Stepping ashore in eastern Greenland, I realize immediately I'm way overdressed. My expectation this far north of the Arctic Circle was for an ice-cloaked landscape. Instead, it's sunny and 65ºF (18ºC) today, quite amazing for an area that remains frozen for almost nine months with an average temperature of 34ºF (1ºC) this time of year.

At more than 70º north of the Equator, I'm standing at ground zero for climate change. Nowhere else on Earth is it warming as quickly as in Greenland, the world's largest island. Scientists tell us there is melting over 100% of the Greenland Ice Cap this summer, a rare event in recorded history. If Greenland's glaciers totally melt, worldwide sea level is expected to rise over 20 feet. This would flood most of Florida, New York's Manhattan island and other densely populated low-lying areas around the globe. A daunting thought on such a beautiful day.

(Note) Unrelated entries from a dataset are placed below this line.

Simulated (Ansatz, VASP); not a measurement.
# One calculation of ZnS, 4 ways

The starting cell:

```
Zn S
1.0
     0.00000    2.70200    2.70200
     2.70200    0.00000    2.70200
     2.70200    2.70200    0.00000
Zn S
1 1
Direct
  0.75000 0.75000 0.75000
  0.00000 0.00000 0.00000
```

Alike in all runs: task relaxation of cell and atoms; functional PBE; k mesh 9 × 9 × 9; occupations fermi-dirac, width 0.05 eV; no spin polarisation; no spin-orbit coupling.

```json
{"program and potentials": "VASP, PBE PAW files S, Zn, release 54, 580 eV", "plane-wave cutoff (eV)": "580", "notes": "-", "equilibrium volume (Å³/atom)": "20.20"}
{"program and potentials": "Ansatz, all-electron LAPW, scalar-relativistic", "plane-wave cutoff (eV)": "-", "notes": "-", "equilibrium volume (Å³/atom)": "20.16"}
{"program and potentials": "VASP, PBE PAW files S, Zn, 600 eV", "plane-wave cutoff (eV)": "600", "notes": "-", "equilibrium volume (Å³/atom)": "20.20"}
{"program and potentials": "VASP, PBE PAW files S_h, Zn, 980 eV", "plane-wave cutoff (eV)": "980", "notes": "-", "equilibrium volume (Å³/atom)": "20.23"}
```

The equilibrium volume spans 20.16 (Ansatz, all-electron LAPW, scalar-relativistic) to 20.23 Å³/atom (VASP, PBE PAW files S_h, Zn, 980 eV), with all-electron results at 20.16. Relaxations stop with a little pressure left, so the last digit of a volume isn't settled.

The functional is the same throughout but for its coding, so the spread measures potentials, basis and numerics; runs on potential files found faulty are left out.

This epic voyage aboard the expedition ship National Geographic Explorer follows in the wake of the Vikings, who over 1,000 years ago used islands as stepping stones across the North Sea. From the fjords of Norway, we marvel at the jagged peaks and painted houses in sleepy fishing villages in the Lofoten Islands, cruise below towering cliffs filled with northern gannets, encounter stone age ruins and ponies in the Shetlands, comical puffins in the Faroes and waterfalls and more puffins in Iceland. But it was reaching the remote eastern shores of Greenland that was the primary goal for many of us, to see the Greenland Ice Cap and the world's longest system of fjords in Scoresby Sound and King Oscar Fjord.

If there's one animal that brings back visions of the Ice Age, it's the musk ox. Its contemporaries back in the Pleistocene included woolly mammoths, mastodons and saber-tooth tigers, all of which became extinct about 10,000 years ago. Musk ox are funny looking animals, with long shaggy hair obscuring short legs, making them appear as dark boulders at a distance. Up close they have large horns, which the males use during the rutting season. The last remaining indigenous populations of musk ox are here in Northeast Greenland National Park.

But for the geologists on board, the real stars are the rocks displayed along the walls of Greenland's massive fjords. Columnar basalt related to the Devil's Causeway in Ireland, red rocks the same age as rocks in Sedona and Grand Canyon, Arizona; plus fanciful exposures of folded sedimentary and metamorphic rocks. The twists and turns in the rocks look like a giant marble fudge cake stirred by the global forces of plate tectonics during the mountain-building event, when Europe and North America collided over 400 million years ago. Another daunting thought.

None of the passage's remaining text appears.